Australian lamb saleyard prices during autumn averaged slightly lower than in 2015, with most of the national lamb indicators down marginally on year-ago levels – despite all categories surging at the end of May with the late break in the season.
The National Trade Lamb Indicator averaged 527¢ during autumn, 2% lower year-on-year; however it remained 3% above the five-year average (514¢/kg cwt).
Heavy weight lambs eased 3%, to 525¢, while light lambs averaged 519¢/kg cwt, down only 1% on year-ago levels.
Restocker/feeder lambs lost 7% year-on-year, on 484¢, while Merino lambs out-performed all indicators – up 7%, to average 514¢/kg cwt for the March to May period.
Underpinning the slightly lower prices was higher lamb saleyard turnoff for the season, with average weekly yardings hovering around 34,293 head – 6% higher than the same time last year.

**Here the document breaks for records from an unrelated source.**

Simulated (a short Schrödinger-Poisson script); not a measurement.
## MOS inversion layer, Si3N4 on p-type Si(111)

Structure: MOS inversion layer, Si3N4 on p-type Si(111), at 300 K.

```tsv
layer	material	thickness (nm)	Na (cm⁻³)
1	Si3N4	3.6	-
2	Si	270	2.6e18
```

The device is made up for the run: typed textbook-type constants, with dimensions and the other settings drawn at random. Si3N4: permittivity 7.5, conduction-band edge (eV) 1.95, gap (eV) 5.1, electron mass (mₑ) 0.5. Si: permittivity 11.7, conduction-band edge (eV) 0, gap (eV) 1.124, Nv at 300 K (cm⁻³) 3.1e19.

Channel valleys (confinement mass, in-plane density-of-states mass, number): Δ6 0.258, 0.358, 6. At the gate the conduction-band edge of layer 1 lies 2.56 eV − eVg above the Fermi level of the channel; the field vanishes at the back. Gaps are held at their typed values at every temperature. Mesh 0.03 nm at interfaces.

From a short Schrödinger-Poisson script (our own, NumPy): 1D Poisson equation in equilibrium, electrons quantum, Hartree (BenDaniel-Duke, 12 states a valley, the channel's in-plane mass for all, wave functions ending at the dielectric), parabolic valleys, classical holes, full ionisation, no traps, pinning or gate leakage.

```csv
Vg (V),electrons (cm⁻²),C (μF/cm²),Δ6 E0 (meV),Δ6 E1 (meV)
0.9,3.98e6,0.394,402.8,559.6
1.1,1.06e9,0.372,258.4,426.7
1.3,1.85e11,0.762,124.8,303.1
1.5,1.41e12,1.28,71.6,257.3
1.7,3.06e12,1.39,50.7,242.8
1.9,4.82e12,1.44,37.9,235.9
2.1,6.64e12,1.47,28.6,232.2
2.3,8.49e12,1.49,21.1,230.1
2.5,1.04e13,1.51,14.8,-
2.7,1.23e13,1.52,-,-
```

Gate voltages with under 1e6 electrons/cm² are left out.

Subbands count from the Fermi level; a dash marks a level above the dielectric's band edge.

Autumn 2016 was the warmest autumn on record, and the prolonged warm and dry conditions saw market confidence falter early in the season.
A late seasonal change saw great regional variation in rainfall, however most of the key lamb producing areas received average rainfall for the season overall.
In autumn, eastern states average weekly lamb slaughter was similar year-on-year, at 360,646 head, however still 11% higher than the five-year average for the period.
A surge in slaughter levels in May did little to affect rising prices driven by the rain.
The June to August rainfall outlook points towards a wetter than average winter across most of the mainland, which, in conjunction with anticipated tighter lamb availability and solid forward contracts put out in May for winter delivery, will likely support saleyard prices through the winter months.